[The HTML version of this Summary is available at http://www.python.org/dev/summary/2005-09-16_2005-09-30.html]
We have two quotes this week, one each from the two biggest threads of this fortnight: concurrency and conditional expressions. The first quote, from Donovan Barda, puts Python's approach to threading into perspective:
The reality is threads were invented as a low overhead way of easily implementing concurrent applications... ON A SINGLE PROCESSOR. Taking into account threading's limitations and objectives, Python's GIL is the best way to support threads. When hardware (seriously) moves to multiple processors, other concurrency models will start to shine.
Our second QOTF, by yours truly (hey, who could refuse a nomination from Guido?), is a not-so-subtle reminder to leave syntax decisions to Guido:
Please no more syntax proposals! ... We need to leave the syntax to Guido. We've already proved that ... we can't as a community agree on a syntax. That's what we have a BDFL for. =)
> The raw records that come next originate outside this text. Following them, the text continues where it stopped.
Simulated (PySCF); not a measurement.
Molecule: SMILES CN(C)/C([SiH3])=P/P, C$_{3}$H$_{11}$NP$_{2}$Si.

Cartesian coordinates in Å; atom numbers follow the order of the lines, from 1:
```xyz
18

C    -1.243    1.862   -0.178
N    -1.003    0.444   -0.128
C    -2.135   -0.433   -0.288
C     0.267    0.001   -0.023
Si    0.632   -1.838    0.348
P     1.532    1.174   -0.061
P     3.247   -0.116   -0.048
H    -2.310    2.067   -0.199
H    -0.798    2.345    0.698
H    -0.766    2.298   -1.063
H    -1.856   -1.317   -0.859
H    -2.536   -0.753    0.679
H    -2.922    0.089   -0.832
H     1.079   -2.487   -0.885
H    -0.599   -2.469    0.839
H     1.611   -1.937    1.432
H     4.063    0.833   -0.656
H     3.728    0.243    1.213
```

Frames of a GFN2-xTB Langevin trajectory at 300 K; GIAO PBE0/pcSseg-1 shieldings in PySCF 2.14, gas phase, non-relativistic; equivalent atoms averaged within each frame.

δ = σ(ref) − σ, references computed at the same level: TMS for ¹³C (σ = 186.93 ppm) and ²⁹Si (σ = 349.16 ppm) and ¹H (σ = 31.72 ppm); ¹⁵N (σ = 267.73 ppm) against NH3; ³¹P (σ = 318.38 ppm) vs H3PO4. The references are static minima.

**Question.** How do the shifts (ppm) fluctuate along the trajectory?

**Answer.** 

Martin v. Löwis discovered that a little more than a MiB could be saved in the size of Python installer by using LZX:21 instead of the standard MSZIP when compressing the CAB file. After confirmation from several testers that the new format worked, the change (for Python 2.4.2 and beyond) was made.
Raymond Hettinger proposed that the and and or operators be modified in Python 3.0 to produce only booleans instead of producing objects, motivating this proposal in part by the common (mis-)use of <cond> and <true-expr> or <false-expr> to emulate a conditional expression. In response, Guido suggested that that the conditional expression discussion of PEP 308 be reopened. This time around, people seemed almost unanimously in support of adding a conditional expression, though as before they disagreed on syntax. Fortunately, this time Guido cut the discussion short and pronounced a new syntax: <true-expr> if <cond> else <false-expr>. Although it has not been implemented yet, the plan is for it to appear in Python 2.5.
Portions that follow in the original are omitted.